Stage Effect
Sydney Morning Herald
Tuesday March 19, 2002
We don't know who built the first bridge. It might have been a Stone-Age hunter throwing a log over an African stream or a prehistoric inhabitant of the Himalayas using vines as a crude rope bridge over a deep ravine.
What we do know is that bridge builders have always been in the forefront of human progress, for what is a bridge but a statement of hope: the physical embodiment of our determination to find release from the confines of nature?
So it is with our bridge. Other bridges may be older, longer, higher, more graceful. But none has imposed itself so much upon a city, a nation - and now the world - as the Sydney Harbour Bridge in the brief 70 years of its history.
Great bridges are more than mere crossings. They are ornaments, as indicative of the souls of the cities they grace as any cathedral or palace. Think of the Rialto and the Bridge of Sighs in Venice. Prague's Charles Bridge or Budapest's Chain Bridge. The Ponte Vecchio in Florence. Bristol's Avon Gorge bridge. San Francisco's Golden Gate. Yet which of these has shaped a city more than the construction we dismiss affectionately as "the coathanger"?
Shirley Fitzgerald, historian to the City of Sydney, says we forget how dramatically the bridge redefined Sydney. "Before it was built, there really was a huge divide between the two sides of the harbour. That divide has broken down now, although some old people still believe you haven't got to Sydney until you're south of the bridge.
"The bridge shifted the focus of Sydney to the harbour itself. The harbour became our piazza. In the 19th century people weren't nearly so focused on looking out towards the harbour or valuing harbour views as we are today."
For that reason, she believes the bridge is much more significant to the people of Sydney than the city's other great internationally recognised symbol, Joern Utzon's Opera House. In particular, when the bridge was being built at the height of the Depression - its soaring fingers reaching out into the sky, like Michelangelo's fresco of Adam reaching out to God - the emerging bridge came to symbolise the prospect of a brighter future. [While Utzon's masterpiece is one of the wonders of the 20th century, it had less mpact on our lives.]

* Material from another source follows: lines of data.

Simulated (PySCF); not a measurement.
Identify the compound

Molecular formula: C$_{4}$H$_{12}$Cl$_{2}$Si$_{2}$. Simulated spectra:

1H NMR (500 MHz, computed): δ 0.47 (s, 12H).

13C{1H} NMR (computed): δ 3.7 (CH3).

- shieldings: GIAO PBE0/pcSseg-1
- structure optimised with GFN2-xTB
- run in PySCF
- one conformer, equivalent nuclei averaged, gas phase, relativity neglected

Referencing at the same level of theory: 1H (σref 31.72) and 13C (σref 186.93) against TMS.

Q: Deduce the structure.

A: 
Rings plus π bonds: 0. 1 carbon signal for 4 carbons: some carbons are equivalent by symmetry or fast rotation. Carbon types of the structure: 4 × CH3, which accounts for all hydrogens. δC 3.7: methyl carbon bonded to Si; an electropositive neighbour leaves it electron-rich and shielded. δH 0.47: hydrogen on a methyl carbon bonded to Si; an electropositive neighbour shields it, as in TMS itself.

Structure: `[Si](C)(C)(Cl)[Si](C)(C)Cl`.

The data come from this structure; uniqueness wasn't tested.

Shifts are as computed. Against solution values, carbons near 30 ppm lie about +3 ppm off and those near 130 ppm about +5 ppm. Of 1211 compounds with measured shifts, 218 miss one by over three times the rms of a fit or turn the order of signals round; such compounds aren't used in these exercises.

Chris Johnson, the NSW Government Architect, takes a more prosaic view, arguing that it is not the bridge but the harbour which makes the Sydney Harbour Bridge so special. "The shape of our bridge is not unique. It happens to be very beautifully done and it's a very big version of a particular type of bridge. What makes it different is its setting, right next to Circular Quay at the point where the harbour suddenly narrows.
"If the same bridge had been five kilometres to the west, it wouldn't have the same impact." Worse still, imagine the same bridge without water beneath it. Or a different stretch of water. "The size of the harbour is aesthetically perfect. If it had been 10 times bigger, like San Francisco Bay, you would have hardly been able to see the other side. If it was smaller, say like the Seine, it just becomes a bridge over a river.
"But our harbour is a perfect size for it to be seen as our town square." And, just as the great cities of the world tend to have their most beautiful buildings around their squares - he cites St Mark's Square in Venice - "the major monuments which are part of our town square are the Opera House and the Harbour Bridge".
More recently, he says, the bridge has encouraged a "chain reaction" of high-rise development which "ripples out" from the bridge to Central Railway Station on one side and North Sydney on the other, "accentuating the theatricality of its position". Whether by accident or design, the bridge has helped our city "come together like a stage set".
Since 1996, Ignatius Jones has been responsible for the annual New Year's Eve fireworks display that has given our bridge a higher international profile than ever. The bridge, he says, means a lot more to the people of Sydney than the Opera House.
"Most Sydney people would go to the Opera House once a year, at most. But they use the Harbour Bridge all the time. It is theirs. It's fraught with symbolism because it absolutely dominates the city it is part of, the city it joins the two halves of.
"Simply in terms of its theatricality, you couldn't ask for anything better. Here is the world's largest stage and the bridge is its proscenium arch. But the most amazing thing is that it is the proscenium arch of a stage in the round. It works from both the east and the west.
"Ours is the people's bridge. Who opened the Opera House? The Queen. Who opened the Harbour Bridge? A new Australian, Captain de Groot, flouting authority in a typically Australian gesture."
Now, thanks to the fireworks - and BridgeClimb - the bridge is more famous around the world than it has ever been. To countless millions, wherever television sets are found, the bridge - rather than the ball in Times Square - has become synonymous with New Year's Eve, and therefore with the abstract ideas the night conveys. Hope. Survival. New beginnings.
"I know it sounds cliched," says Jones, "but it bridges the past and the future." Never was that more obvious than 11.59pm on December 31, 1999, when, whatever pedants may say, the people of the world prepared to welcome a new millennium. A minute later, the word "Eternity" adorned the bridge - the enigmatic motif of a Sydneysider from the past giving fresh inspiration to new generations. Rather like the Sydney Harbour Bridge itself.